KEY POINTS:
If it wasn't bad enough for Coles Group last Friday having to make a A$106 million ($120 million) profit downgrade and bow to the private equity vultures with a A$20 billion sale process, Woolworths' new boss Michael Luscombe made sure this week that his archrivals were squeamish.
Just four months after he took over from Roger Corbett as Woolies chief executive, Luscombe came out on Tuesday with a blistering half-year result which puts an ocean between Australia's two retailing super groups.
Moreover, Luscombe made a few comments on Tuesday which ever so delicately put the boot right into his archrival.
Woolworth's this week announced a 28 per cent rise in first-half profits to A$695.6 million and even upgraded its outlook for the full year which means the final figure could top A$1.2 billion. The retailer's shares rocketed A54c on the back of that guidance to a record close of A$26.74.
But just to twist the knife a little further into the Coles carcass, Luscombe dismissed the probability of a private equity-backed takeover of his company on the basis that such deals were usually reserved for underperformers.
"If you look at the targets that private equity are going for, they're obviously ones where they see some laziness in the balance sheet, where they see upside in the operations of the business, where assets can be liquidated and the initial debt sold down," he said. "If you look at Woolworths, even on a world scale, we're a very efficient business. There will be plenty of other businesses that will be attractive to private equity before Woolworths."
There's not much Coles Group can say to that other than what its chairman Rick Allert proclaimed the same day in Perth at a business lunch. Unlike the head of the Commonwealth Bank, Ralph Norris, who was warning of the dangers of the private equity free-for-all a few weeks aback, Allert was talking the whole trend up and no surprise as to why, of course. But he did make some good points about the shortsightedness of fund managers when valuing companies - a lament being increasingly made by the bosses of public companies.
The upside for private equity owners of a business, Allert told his lunch audience, was that they did not have to face the relentless probing of fund managers, making it easier to take longer-term decisions without copping punishment in the short-term on their stock price.

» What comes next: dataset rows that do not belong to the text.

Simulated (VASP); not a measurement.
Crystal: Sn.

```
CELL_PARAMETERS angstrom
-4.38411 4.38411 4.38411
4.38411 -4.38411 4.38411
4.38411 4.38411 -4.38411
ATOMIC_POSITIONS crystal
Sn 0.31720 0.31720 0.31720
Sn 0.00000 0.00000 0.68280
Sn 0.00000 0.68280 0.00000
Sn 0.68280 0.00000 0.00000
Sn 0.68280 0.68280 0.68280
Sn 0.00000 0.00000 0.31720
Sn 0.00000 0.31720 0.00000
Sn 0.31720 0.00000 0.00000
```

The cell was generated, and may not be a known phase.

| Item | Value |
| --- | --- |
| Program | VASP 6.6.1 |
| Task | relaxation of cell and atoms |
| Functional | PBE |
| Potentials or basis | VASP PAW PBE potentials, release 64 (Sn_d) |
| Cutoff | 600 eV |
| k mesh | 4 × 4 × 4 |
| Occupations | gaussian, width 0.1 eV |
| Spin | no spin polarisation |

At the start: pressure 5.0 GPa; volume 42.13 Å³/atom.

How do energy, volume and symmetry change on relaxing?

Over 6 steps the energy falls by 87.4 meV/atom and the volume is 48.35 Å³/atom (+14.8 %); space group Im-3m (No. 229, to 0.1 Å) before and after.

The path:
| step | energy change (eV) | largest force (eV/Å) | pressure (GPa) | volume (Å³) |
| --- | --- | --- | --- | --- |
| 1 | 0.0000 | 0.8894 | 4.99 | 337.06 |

"I think private equity obviously has some advantages that public companies don't, in not having to report so regularly - for example, if private equity wants to take over a company it can wear losses for some time. Fund managers don't like to see a decline in earnings for public companies, even if there is a good reason for it, and the reality is the share price will suffer.
"Some [private equity-backed] acquisitions will end in tears, true, but private equity is more likely to keep everyone on their toes and result in better returns for shareholders."
Allert's words were very similar to what the executive chairman of STW, Russell Tate, said a week earlier. STW is the A$650 million transtasman marketing communications group of larrikin adman John Singleton, and it too is getting cranky with fund managers for the way in which they are valuing the company.
Tate said two weeks ago STW's board would also be considering a leveraged buyout this year.
"It's not a problem unique to us but to deliver on short-term investor expectations you have to take decisions that are not in the best long-term interests of the company in order to meet short-term expectations," he said.
"So if you're a bit behind the eight ball halfway through the year, you tend to cut and cut early.
"You cut training, travel, you defer recruitment.
"You defer, ridiculously, to the following year because guess what, you've got a whole year. If you weren't working to that crazy deadline but over a three to five-year horizon, we'd be better off doing all those things straight away because it's the right thing to do."
The criticism of the markets is all too true but a better way is contingent on having a private equity consortium which wants to hang around for at least five years.
You can bank on a few looking for fast bucks, which demands an investment strategy with blinkers.
Just a few of those frustrated public company bosses could find themselves in more of a straitjacket under private equity owners than they are now.